The Healing Power of the Garden

I pulled into the Appleton milk plant at noon on Tuesday — tractor/tanker loaded with condensed skim, ready to be unloaded and crafted into low-fat mozzarella cheese. It had been a long couple of days of driving, and this was my last stop before heading home to my wife and daughter. I parked and ran into the truck bay, locating a couple of uniformed intake guys. “Are you the Bartnik load from Greenville?”

“Yep.”

They exchanged the glance every truck driver eventually comes to recognize and despise. “Well, I hope you have a comfortable bunk; it’s going to be awhile… Let’s see, by the time we get the loads unloaded and lines all washed… you’re probably looking at 4:00 at the earliest.”

“Ok.”

Intimately familiar with the depression stemming from four hours in a truck sleeper, or the parking lot of an industrial milk plant, I grabbed my wallet and phone and headed out for a walk, which turned into a jog. Not having packed food to account for the extra four hours of trip time, I decided to stop at a place called Glass Nickel Pizza and kill some time.

I entered the cavernous space and let my eyes adjust. “Is the outdoor seating open?” I asked the hostess hopefully. “Sure is.” she replied, “Just one?”

“Yep.”

I sat alone on the concrete balcony beneath the gray sky. Every chair but mine was leaned up on tables from last night’s cleanup. Apparently nobody else cared to eat outside. I went through the early stages of rigamarole with the waitress, which becomes a bit less natural each time I do it. “Are you sure there isn’t anything else I can get you right away? Mozzarella sticks?”

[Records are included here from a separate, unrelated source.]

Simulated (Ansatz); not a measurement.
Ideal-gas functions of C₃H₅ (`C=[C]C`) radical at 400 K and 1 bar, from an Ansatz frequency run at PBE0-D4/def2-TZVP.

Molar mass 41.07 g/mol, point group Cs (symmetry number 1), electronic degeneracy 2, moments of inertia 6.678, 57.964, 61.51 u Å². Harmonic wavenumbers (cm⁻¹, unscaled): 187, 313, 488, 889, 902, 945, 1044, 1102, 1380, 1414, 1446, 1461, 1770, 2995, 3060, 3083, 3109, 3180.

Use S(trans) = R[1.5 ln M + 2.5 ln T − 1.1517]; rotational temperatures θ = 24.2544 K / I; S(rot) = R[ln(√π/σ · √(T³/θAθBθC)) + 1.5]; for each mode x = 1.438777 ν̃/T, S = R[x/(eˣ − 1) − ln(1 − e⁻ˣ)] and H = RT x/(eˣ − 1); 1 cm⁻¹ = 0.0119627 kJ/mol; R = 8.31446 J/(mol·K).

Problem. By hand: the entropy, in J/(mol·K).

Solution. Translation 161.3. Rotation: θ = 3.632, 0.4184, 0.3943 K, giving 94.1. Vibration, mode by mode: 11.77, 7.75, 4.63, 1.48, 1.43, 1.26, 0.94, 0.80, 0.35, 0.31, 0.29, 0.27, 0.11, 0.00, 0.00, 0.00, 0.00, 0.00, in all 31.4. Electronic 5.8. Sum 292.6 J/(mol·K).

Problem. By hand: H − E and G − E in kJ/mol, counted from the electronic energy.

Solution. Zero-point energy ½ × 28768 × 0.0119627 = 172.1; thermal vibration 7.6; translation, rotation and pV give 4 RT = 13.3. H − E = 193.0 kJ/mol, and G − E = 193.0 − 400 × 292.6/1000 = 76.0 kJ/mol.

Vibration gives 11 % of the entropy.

“No, just the water will be fine, thanks.”

My only company was a single hornet, who appeared to be just as lonely as me. He never left my sight. I took a mindless sip of ice water from the plastic straw I hadn’t noticed I’d been drinking out of. I imagined it floating atop a slippery island of waste in the ocean. I took another sip. It just didn’t make any sense.

My pizza arrived, and met my basic expectations – a relatively novel assortment of artificial ingredients, combined with enough salt and fat to mimic actual flavor. I read my Sun magazine, killing time as I slowly ate my pizza. Nowhere to be, after all.

My waitress returned, and my hornet friend zoomed away momentarily. “You still okay out here?”

“Hmm, what do you guys have for coffee?” I was hoping for the name of a roaster, the term “French Press,” or anything to insinuate an alternative to cheap, diluted drip coffee. I was, after all, willing to buy myself another half hour in this desolate haven.

“We just have our… house roast.”

“Okay, I’m good; I’ll just take the check.”

Having saved myself $2.15 worth of disappointment, I took a meandering walk home to my truck. Over the railroad bridge I plodded, as a steady stream of cars flowed impatiently by. I stopped and looked over the tracks. Depressingly austere, they accentuated the grayness of the day perfectly. Once on the other side, I decided to walk down into a small patch of wild foliage. I climbed over the rail, nearly stepping on a large bubbling of goop.

What the hell is this?? It looked like globs of human fat, collected and transported, only to be somehow expelled from a moving car window; landing in a plop and congealing for an eternity of nastiness. It just didn’t make any sense.

I walked down towards the tracks, stepping over dirty candy wrappers and disintegrating fast food bags. Under the bridge were a couple of obvious homeless encampments; one on either side. I wondered how pecking order was established; who got to live under this particular bridge, and why. Stepping over a couple 24-ounce Natural Ice cans, I made my way to a tiny slice of solace in some trees and brambles; a patch that hadn’t yet been deemed valuable enough to clear cut and cement over.

From the other side, I heard the sound of concrete being cut at a concrete cutting business. I eyed some goldenrod and unknown berries, and thought about texting Logan Brice a picture to see if they were edible. Sighing, I reentered the world, wandering through the concrete cutters’ parking lot, and back towards the white walls and stainless steel silos of the milk plant.

It was 2:30, and I figured I’d check in again. This time, the intake guy’s face betrayed even greater pity. “Didn’t your dispatcher call you? We are not taking any more skim today, until about 4 am tomorrow. Sorry about that.”

“Okay.”

I conferred with my brother and headed home, fully loaded. Two hours of waiting, and an additional 250 big-rig miles, for nothing… It just didn’t make any sense.

I finally arrived home in the last slivers of daylight. Before even entering the house, I watered my backyard trees and plants from my bucket of comfrey tea fertilizer. Inexplicably compelled towards the soil, I grabbed a shovel and transplanted some ferns that have been waiting around in small pots for months. I watered them in and looked upon them with delight. I stepped into the house a new man.

Oddly enough, the simple, 20-minute act of fertilizing, digging, planting, adding compost, and watering seven ferns all but recalibrated me, and negated all of the depression I’d accumulated from 1,100 miles, and two straight days on the road. There is, I’m learning, a healing element of gardening and work in the soil that is greater than the sum of its parts. I can’t explain it, but it just makes sense.